Winnipeg's roads already take a pounding but a ground-shaking technology is now being applied to the city's pavement in hopes it will help plan more efficient road repairs in the future.
"This technology can really detect whether this concrete is performing accordingly or if there's cracks and damage under the surface of the concrete," said Ahmed Shalaby, a civil engineering professor at the University of Manitoba and the university's municipal infrastructure chair.
The falling weight deflectometer, a pickup truck outfitted with a hydraulic weight platform, drops about 180 kilograms (400 pounds) onto the road while sensors gather data to reveal the quality of the pavement below.
"That information translates into if there are voids under the surface, if there are cracks, if the road is damaged," said Shalaby.
The load simulates that of a passing loaded truck and does not cause any damage to the road.
"So without coring or digging in the pavement, we are able to tell what is the condition underneath the surface," said Shalaby, who became the city's first chair in municipal infrastructure — a U of M position funded by the city, province and private sector — in 2016. The research program, focused on improving municipal infrastructure, has a budget of just over $1 million dollars over five years.
Paving the way for fewer potholes
It's not the first time this technology has been used. Other cities and the province have been using the technique for years, but this summer is the first time it's being applied to Winnipeg streets.
The crews used the hydraulic weight on three projects last summer as an experiment. This summer they will gather information for six road projects that will be carried out in 2019.
The goal is to help engineers determine the strength of the existing concrete on streets that are set to be repaired or replaced.
The data will tell them just how much work the streets will need, from patching to complete replacement.
"Some repairs are more invasive than others, some repairs are more expensive than others, so we need to know where to apply what treatment, so we're able to save money and stretch the construction budget further to cover more roads." said Shalaby.
With better repairs the roads will last longer, and hopefully have fewer potholes, he said.
Stretching roadwork budgets further
Winnipeg Mayor Brian Bowman says stretching the city's construction budget is more important now than ever.

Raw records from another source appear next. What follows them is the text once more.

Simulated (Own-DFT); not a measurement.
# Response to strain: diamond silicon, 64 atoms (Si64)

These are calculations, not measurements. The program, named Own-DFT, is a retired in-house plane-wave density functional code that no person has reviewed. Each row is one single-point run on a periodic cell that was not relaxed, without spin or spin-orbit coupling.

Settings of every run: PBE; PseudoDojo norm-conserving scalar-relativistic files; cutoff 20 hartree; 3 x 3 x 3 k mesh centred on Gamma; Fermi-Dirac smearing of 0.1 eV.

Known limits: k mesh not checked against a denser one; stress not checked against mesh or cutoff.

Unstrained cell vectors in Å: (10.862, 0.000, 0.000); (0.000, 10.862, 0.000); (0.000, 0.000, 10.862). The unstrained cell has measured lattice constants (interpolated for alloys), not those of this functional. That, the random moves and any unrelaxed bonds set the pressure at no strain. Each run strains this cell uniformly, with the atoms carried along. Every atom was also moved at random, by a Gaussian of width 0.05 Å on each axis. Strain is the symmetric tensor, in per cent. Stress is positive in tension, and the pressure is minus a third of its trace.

"This year alone there's 200 road projects that will fix 150 lane kilometres of road and we want to make sure that we are fixing those in the smartest way possible, using the right products and processes," he said.
Bowman says the city is investing $116 million in infrastructure projects in 2018.
The research chair position is intended to find better ways to repair and build roads, as well as provide valuable training for engineering students.
"It's an information-gathering technique. Without that we're just doing visual inspections, we're not really seeing what's happening with the road underneath," said Scott Sparrow, a member of Shalaby's pavement crew at the U of M.
Sparrow says the research will help engineers find better ways of fixing our city streets.
"The more information we have, and the more use of it that we make in our designs and our maintenance programs, the [more] roads will last longer, save the city some money, and hopefully we don't have to do the repairs as often," he said.